Using steps listed above (comment:6), with a slightly different ebay search site... [http://www.ebay.com/sch/i.html?_from=R40&_trksid=p2047675.m570.l1313.TR12.TRC2.A0.H0.Xsuper+beetle.TRS0&_nkw=super+beetle&_sacat=0].

Scrolling up & down and mousing all over all the various widgets, even with the chromium paint boxes flashing regularly, wasn't sufficient to induce blurriness with a 1920x1080 window (give or take).

Re-sizing the window, however, seems to trigger the blurriness pretty reliably. (Shrink the window, then resize back to +/- 1920x1080).

I set the test up to be as narrow a window as possible, then blew it at the last minute... launched server with logs being captured, but no flags enabled... then connected client without logs in order to set up the blurriness.

I then disconnected client and re-connected to running session with logs enabled, -d client,regionrefresh (which will explain the disconnect/re-connect you'll see in server logs). I then used control channel to enable the server logs (and noticed that trying to pass two arguments failed... I'll make another ticket for that) - in my hurry I'm not sure if I enabled regionrefresh first, or encoding, but you'll see a few long seconds in the server logs with one enabled only, before I managed to enable the other.

I then resized the chromium window (smaller, larger), but then tried to get a screenshot... which means more logs than were probably strictly necessary. Oops.

In my hurry I also managed to blow the xpra info at the time, but I repro'd again without logs running and grabbed a new xpra info (window sizes might be a little different, but otherwise the info should be good).

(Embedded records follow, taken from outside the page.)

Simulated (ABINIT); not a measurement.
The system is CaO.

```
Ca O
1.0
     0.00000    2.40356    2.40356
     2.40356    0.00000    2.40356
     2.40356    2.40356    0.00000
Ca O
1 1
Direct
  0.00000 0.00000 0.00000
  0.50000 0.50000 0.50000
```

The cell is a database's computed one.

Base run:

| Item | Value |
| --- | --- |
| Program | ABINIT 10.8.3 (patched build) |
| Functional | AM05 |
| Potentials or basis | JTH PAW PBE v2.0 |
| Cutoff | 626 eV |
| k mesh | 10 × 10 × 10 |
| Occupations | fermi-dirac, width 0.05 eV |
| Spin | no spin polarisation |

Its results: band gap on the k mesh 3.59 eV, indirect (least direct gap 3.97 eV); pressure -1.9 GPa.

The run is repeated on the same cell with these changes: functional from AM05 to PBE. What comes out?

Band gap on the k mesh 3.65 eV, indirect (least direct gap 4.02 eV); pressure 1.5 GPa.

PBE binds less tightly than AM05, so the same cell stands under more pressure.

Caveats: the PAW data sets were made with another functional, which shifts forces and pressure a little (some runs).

Just wanted to give as much info as possible, so you'll be able to ignore as much superfluous logs as possible.

Also, ran with --desktop-scaling=off, I'll attach logs and new screenshot (the repro done my maxmylyn was on a particularly low end client machine, wanted to be sure that wasn't the root cause, rather than just the reason it was so easy to repro)... and then I'll try again with scaling of 1.5 and 2, just to see if there are different results (I imagine there will be).

totaam commented 9 years ago

2015-11-03 01:24:07: afarr uploaded file ticket967-beetle-repro-screenshot.PNG (988.0 KiB)

one more repro screenshot, XPRA_OPENGL_PAINT_BOX=1, most of screen encoded h264, but only link areas updating, according to chromium paint boxes ticket967-beetle-repro-screenshot.PNG

totaam commented 9 years ago

2015-11-03 01:38:13: afarr commented


Interesting, even with --desktop-scaling=1.5, once I get this window to window[4].size=(1842, 952), I am able to make it blurry. Of course, with scaling at 1.5, this window is enormous on a 4K monitor.

Likewise, with the default scaling (which still seems to be 2 x 2 on a 4K), if I shrink, then stretch the window back to window[4].size=(1856, 977), I'm able to induce blurriness... though, that's pretty much fullscreen/maximized on a 4K.

Any other debug flags worth trying?

totaam commented 8 years ago

2015-12-05 11:17:32: antoine changed priority from major to critical

totaam commented 8 years ago

2015-12-05 11:17:32: antoine commented


@afarr: please re-assign ticket to me if you want me to take a look.

The log data is very very large, but it looks to me like we're doing the right thing, there are lots of samples that look like this:

damage(WindowModel(0xc00001), 5, 101, 1927, 34, {})
damage(5, 101, 1927, 34, {}) wid=3, scheduling batching expiry for sequence 1570 in 50.0 ms
damage(WindowModel(0xc00001), 5, 135, 1927, 34, {})
damage(5, 135, 1927, 34, {}) wid=3, using existing delayed h264 regions created 0.0ms ago
(... edited out, repeating all the way down the window, up to:)
damage(WindowModel(0xc00001), 5, 1019, 1927, 34, {})
damage(5, 1019, 1927, 34, {}) wid=3, using existing delayed h264 regions created 0.0ms ago
damage(WindowModel(0xc00001), 5, 1053, 1927, 13, {})
damage(5, 1053, 1927, 13, {}) wid=3, using existing delayed h264 regions created 0.0ms ago

So this is repainting most of the window in horizontal bands of 34 pixels high, from Y coordinate 101 to 1927. Sometimes the chunks are slightly bigger (40 or more pixels). And this is happening over 10 times per second.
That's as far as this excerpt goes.